July 7: The running of the bulls begins in Pamplona today, on the first morning of the nine-day Feast of San Fermin. Hemingway first went in 1923, as a twenty-three-year-old writer still a month away from his first, small book (Three Stories and Ten Poems), and so still a journalist filing stories for the Toronto Star: “Then they came in sight. Eight bulls galloping along, full tilt, heavy set, black, glistening, sinister, their horns bare, tossing their heads….” Hemingway’s first wife, Hadley, was with him; they had semi-joked that the bullfights would be a “stalwart” influence on the baby she was carrying, who they would name “John Hadley Nicanor,” the last middle name in homage to Nicanor Villalta, one of the bullfighters that had impressed them.
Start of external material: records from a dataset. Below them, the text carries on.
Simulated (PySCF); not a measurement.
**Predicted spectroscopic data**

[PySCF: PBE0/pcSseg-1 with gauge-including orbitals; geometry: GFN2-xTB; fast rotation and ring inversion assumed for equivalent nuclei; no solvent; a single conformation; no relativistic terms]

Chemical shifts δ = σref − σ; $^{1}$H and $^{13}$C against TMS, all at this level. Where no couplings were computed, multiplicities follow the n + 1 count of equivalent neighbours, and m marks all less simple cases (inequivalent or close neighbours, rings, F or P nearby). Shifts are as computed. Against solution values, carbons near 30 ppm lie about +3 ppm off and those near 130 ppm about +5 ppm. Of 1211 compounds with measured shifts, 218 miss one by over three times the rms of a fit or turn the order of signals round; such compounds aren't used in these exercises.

On his second Pamplona trip, in July of ’24, Hemingway jumped in the amateur bullring — he never ran before the bulls — and he did so again on his visit in ’25. The people and events of this third trip would become The Sun Also Rises, the first episodes of which he began to write by the end of that July. It was on the ’25 trip that he saw the teenaged sensation Cayetano Ordonez, who became the novel’s Pedro Romero, prototype for Hemingway’s “grace under pressure” ideal:
Romero never made any contortions, always it was straight and pure and natural in line. The others twisted themselves like cork-screws, their elbows raised, and leaned against the flanks of the bull after his horns had passed, to give a fake look of danger. Afterward, all that was faked turned bad and gave an unpleasant feeling. Romero’s bull-fighting gave real emotion, because he kept the absolute purity of line in his movements and always quietly and calmly let his horns pass him close each time. He did not have to emphasize their closeness…. Romero had the old thing, the holding of his purity of line through the maximum of exposure, while he dominated the bull by making him realize he was unattainable, while he prepared him for the killing.